In Descriptor based systems, EE applications are expected to read the HW events (packets & acceleration results) by each EE application. Callback function invocation only provides indication for EE application to read the events from associated hardware descriptors. In case of 'EE Event DeMux', the event is already read by the EE itself. Hence, event is expected to be passed to the callback function.

'EE Event DeMux' submodule registers itself with the rest of EE module to get UIO indication in case of software poll method. In case of hardware poll, 'EE Event DeMux' in invoked by the hardware poll function.

Multicore processors normally provides HW interface for multiple IO devices for the devices which are part of the Multicore processors. External devices such as PCI and other HW bus based IO devices are still implemented using descriptor based mechanism. Software poll based EE should not assume that all devices are satisfied using 'EE Event DeMux'. As far as core Software poll system is concerned, 'EE Event DeMux' is another EE application. Hardware Poll based method, if they need to use descriptor based HW interfaces, then the hardware poll should also poll descriptor based HW interfaces.

When 'EE Event DeMux' is used by EE applications (such as Ethernet Driver, Accelerator drivers,), it is necessary that 'EE Event DeMux' considers following requirements.
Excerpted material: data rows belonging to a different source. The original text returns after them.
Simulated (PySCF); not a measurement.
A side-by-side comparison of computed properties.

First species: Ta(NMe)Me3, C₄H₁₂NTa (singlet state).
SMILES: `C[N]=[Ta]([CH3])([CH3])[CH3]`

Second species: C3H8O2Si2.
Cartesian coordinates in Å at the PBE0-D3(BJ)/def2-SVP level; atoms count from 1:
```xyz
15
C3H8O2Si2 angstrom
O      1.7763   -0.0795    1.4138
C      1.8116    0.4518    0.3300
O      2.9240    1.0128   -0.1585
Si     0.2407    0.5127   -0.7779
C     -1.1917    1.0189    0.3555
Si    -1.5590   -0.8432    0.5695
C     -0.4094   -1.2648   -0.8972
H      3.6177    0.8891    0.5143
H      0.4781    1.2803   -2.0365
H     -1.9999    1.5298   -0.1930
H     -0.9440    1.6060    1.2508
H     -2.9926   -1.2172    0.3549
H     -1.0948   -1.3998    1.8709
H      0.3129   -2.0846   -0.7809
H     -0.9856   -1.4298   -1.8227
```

It should have its own 'Quota' as number of maximum events it is going to read from the HW interface as part of the callback function invocation by the EE core. Once it reads the 'Quota' number of events or if there are no more events, then it should return back to the 'Core EE' module.
Since this the module which demuxes to some EE applications, it should provide its own register/De-register functions.
When 'Core EE' module invokes this module callback function due to interrupt generation or due to hardware poll, as described above, it is expected to read at the most 'quota' number of events. While giving the control back to the 'Core EE', it is expected to call EE applications that there are no more events in this iteration. Some EE applications might register to get this indication. For example, Ethernet driver application might register for this to do the 'Generic Receive Offload' function. GRO functionality requires to know when to give up while doing TCP coalescing functionality. In case descriptor based drivers, this issue does not arise as each Ethernet driver as part of callback invocation by the EE itself reads the events and knows when to give up.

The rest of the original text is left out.